Regardless of your occupation or industry, there’s a modern-day unifying truth: Artificial intelligence (AI) has the potential to transform your workflow, if it hasn’t already. Particularly for engineers, designers, and others who incorporate simulation into design and development to optimize products, AI presents a unique opportunity to enhance this optimization even further.

By combining the power of AI with cloud computing, Ansys’ latest AI-based technology, the Ansys SimAI platform, enables you to reach greater levels of innovation at a rapid pace. With the SimAI physics-neutral and cloud-native platform, you can train an AI model with previously generated Ansys or non-Ansys data and assess the performance of a new design within minutes across a wide range of engineering domains, including electronics, structures, and fluids.

The software-as-a-service (SaaS) application combines the predictive accuracy of Ansys simulation with the speed of generative AI via the cloud. The combination boosts model performance by 10-100X across all design phases for computation-heavy projects. Let’s explore how the SimAI application optimizes design from chips to ships in four different scenarios.

Enhance Chip Design

Chip design requires complex engineering that frequently involves nonlinear, unexpected behavior. Simulation analyses often provide critical insight into electrical, thermal, and structural characteristics to not only inform design, but also improve efficiency, accelerate development, and ensure verification. Still, for fast design iterations, even the most robust simulation workflow can feel like it’s holding you back and is just too time consuming.

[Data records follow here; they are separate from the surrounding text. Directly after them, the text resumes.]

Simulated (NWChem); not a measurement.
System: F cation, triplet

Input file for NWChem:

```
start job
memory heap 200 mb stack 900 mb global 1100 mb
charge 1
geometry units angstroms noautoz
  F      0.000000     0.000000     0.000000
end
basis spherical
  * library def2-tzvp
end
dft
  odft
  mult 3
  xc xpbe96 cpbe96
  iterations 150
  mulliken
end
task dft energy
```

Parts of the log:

That was the case for a recent team seeking a faster way to explore chip design. Their existing approach slowed them down due to a dependence on domain discretization and the number of elements required in chip modeling. It also offered limited scalability. A slight change to the model or hiccup in the process significantly increased simulation time. In addition, it was difficult to efficiently represent and map spatial distribution uncertainty and variations in chip parameters, including die size and heat transfer coefficient (HTC) values.

By integrating Ansys Mechanical Parametric Design Language (MAPDL) and the SimAI tool, the team was able to overcome hurdles, assess chip thermal reliability earlier in the design process, and speed up their workflow. MAPDL is a scripting language that interacts with the Ansys Mechanical finite element analysis (FEA) solver to automate simulation tasks and streamline workflows.

Essentially, the SimAI application is engaged in three simple steps: upload data, train an AI model, and predict. Using simulation results from Ansys Mechanical, the team created an AI model based on 2,250 diverse chip thermal simulation datasets. With this insight, the application swiftly predicted a temperature distribution map within one minute. The maximal temperature difference between ground truth and prediction is less than 0.5%. The AI prediction accurately pinpointed the thermal critical locations.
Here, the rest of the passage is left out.